A 15-Minute Dry-Fire Routine That Actually Works
A structured, safety-first routine that builds draw speed, trigger control, and consistent grip — no ammo required.
Dry-fire is the most underused, highest-return training tool available to concealed carriers. Done correctly, 15 minutes of dry-fire per day produces faster skill gains than two hours at the range per week — and costs nothing.
The routine below is structured around three blocks: safety setup, isolated skill work, and integration. The whole sequence takes 15 minutes once you know it.
Safety setup (non-negotiable)
Every accidental discharge during dry-fire follows the same pattern: someone loaded the gun for some reason, then 'just one more rep.' The safety protocol below is not optional.
- Remove all ammunition from the room. Not just from the pistol — from the room.
- Lock the door or post a 'do not enter' sign.
- Visually and physically check the chamber and magazine well three separate times.
- Point the pistol at a backstop that would actually stop a bullet (concrete wall, loaded bookshelf, sand bag).
- When the session ends, leave the pistol in the safe for at least 10 minutes before loading. Many ADs happen during reload immediately after a session.
A SIRT pistol or laser cartridge (Mantis Laser Academy, Vstranics) lets you see hits without a live round in the gun. It is the single best safety upgrade for at-home practice.
Block 1: Draw to first shot (5 minutes)
Start from concealment, hands at your sides. On the timer beep, clear the cover garment, establish a firing grip on the pistol, draw, present, and break a clean trigger press with the front sight on an index card-sized target across the room.

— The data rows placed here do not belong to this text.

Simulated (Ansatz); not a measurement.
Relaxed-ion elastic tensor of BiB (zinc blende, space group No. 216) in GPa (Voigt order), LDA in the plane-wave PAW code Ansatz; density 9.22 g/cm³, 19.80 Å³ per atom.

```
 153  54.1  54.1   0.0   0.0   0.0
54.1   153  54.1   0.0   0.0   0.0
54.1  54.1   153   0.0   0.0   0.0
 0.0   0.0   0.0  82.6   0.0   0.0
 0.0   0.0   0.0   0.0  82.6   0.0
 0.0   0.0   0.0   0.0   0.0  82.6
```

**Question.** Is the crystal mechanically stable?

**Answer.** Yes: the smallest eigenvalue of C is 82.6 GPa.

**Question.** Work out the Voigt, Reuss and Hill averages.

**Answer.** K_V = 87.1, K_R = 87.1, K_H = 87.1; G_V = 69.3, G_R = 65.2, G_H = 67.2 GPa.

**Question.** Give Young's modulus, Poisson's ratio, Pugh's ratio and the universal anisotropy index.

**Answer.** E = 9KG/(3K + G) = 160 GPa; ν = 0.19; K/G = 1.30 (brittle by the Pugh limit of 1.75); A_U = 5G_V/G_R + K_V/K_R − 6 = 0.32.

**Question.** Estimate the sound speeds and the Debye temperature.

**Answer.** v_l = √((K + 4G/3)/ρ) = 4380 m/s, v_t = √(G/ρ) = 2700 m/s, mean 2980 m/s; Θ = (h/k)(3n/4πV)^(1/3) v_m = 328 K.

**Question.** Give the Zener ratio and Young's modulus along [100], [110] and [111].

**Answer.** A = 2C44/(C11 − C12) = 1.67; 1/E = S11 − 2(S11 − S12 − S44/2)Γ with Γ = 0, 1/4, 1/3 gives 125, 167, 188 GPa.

- Reps 1–10: Slow and deliberate. Goal is consistency, not speed.
- Reps 11–20: 80% speed. Pay attention to grip and sight alignment.
- Reps 21–30: Full speed against a 1.5s par. Note any rep that the front sight is not on target at the break.
Block 2: Trigger control isolation (5 minutes)
Mount the pistol on target with a perfect grip and sight picture. Press the trigger slowly and carefully without disturbing the sights. If the front sight moves during the press, you are pushing or pulling. Reset and repeat.
Variation: balance a fired case or a coin on the front sight. The case should not fall when the trigger breaks. This drill is unforgiving and the fastest way to find grip and trigger flaws.
Block 3: Reloads and transitions (5 minutes)
Use snap caps or dummy rounds for reload practice. Run emergency reloads (slide locked back) and tactical reloads (round still in chamber) on a 2.5s par. Then practice transitions: draw, two presses on target A, swing to target B, two presses. Smooth swings beat fast swings.
Tracking progress
Write down your fastest clean draw, your average draw, and your reload time once per week. 'Clean' means the front sight was on target at the break. A clean 1.5s draw beats a sloppy 1.0s draw every time.
Expect a clear plateau around week 3. Push through with deliberate slow reps — speed comes from precision, not effort.
Frequently Asked Questions
Is dry-fire bad for my pistol?
For modern centerfire pistols (Glock, Sig, Smith M&P, etc.), no. Rimfire pistols (.22LR) should not be dry-fired without snap caps because the firing pin can damage the chamber edge.
How often should I dry-fire?
15 minutes a day, 5 days a week, beats one long weekly session. Short, focused reps build motor patterns; long sessions invite sloppy reps.
Do I need a shot timer?
Yes. Without a timer you cannot measure progress, and perceived speed is wildly inaccurate. A phone timer app with a beep and par function works fine to start.